China Evergrande shares slump as $2.6bn asset sale collapses

Shares in real estate developer China Evergrande slumped in Hong Kong after the company said a potential sale of its property services unit had collapsed.
A deal to sell 50.1% cent of Evergrande Property Services Group to rival developer Hopson Development Holdings for HK$20bn ($2.6bn) had been terminated last week, the group said late on Wednesday.

Evergrande, labouring under more than $300bn in debt, has caused global market jitters over the health of China’s real estate sector as it continues to miss bond repayment deadlines.

The company has been trying to offload assets since September to generate funds to repay creditors, including 1.6 million homebuyers who have bought unfinished properties, building contractors and suppliers, followed by Chinese banks and bondholders.

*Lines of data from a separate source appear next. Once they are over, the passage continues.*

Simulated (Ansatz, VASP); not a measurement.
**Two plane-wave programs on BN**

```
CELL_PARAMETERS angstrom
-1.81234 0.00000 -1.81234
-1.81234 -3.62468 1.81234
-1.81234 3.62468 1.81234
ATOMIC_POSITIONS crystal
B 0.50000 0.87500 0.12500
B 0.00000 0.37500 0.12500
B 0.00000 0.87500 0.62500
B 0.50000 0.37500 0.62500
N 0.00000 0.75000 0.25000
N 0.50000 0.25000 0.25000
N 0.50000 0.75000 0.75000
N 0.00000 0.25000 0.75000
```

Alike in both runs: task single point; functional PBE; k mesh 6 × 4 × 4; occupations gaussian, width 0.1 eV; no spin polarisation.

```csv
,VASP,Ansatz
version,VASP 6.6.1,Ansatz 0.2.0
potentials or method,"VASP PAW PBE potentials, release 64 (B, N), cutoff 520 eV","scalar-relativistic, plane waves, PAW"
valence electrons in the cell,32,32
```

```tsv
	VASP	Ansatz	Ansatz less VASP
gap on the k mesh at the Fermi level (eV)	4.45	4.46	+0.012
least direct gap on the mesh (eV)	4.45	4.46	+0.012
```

The company will officially go into default if it fails to stump up $83.5m when a 30-day grace period for a repayment originally missed in September ends on Monday.

Evergrande said in an exchange filing on Wednesday that the grace periods for the payment of the interest on its US dollar-denominated bonds that had become due in September and October had not expired.

Trading in the Hong Kong-listed shares of China Evergrande, its property services unit and Hopson all resumed on Thursday after a more than two-week suspension.

Evergrande lost 12% and its property services unit dropped 6.5%, while its electric vehicle arm plunged as much as 10.6%. Hopson rose 5%.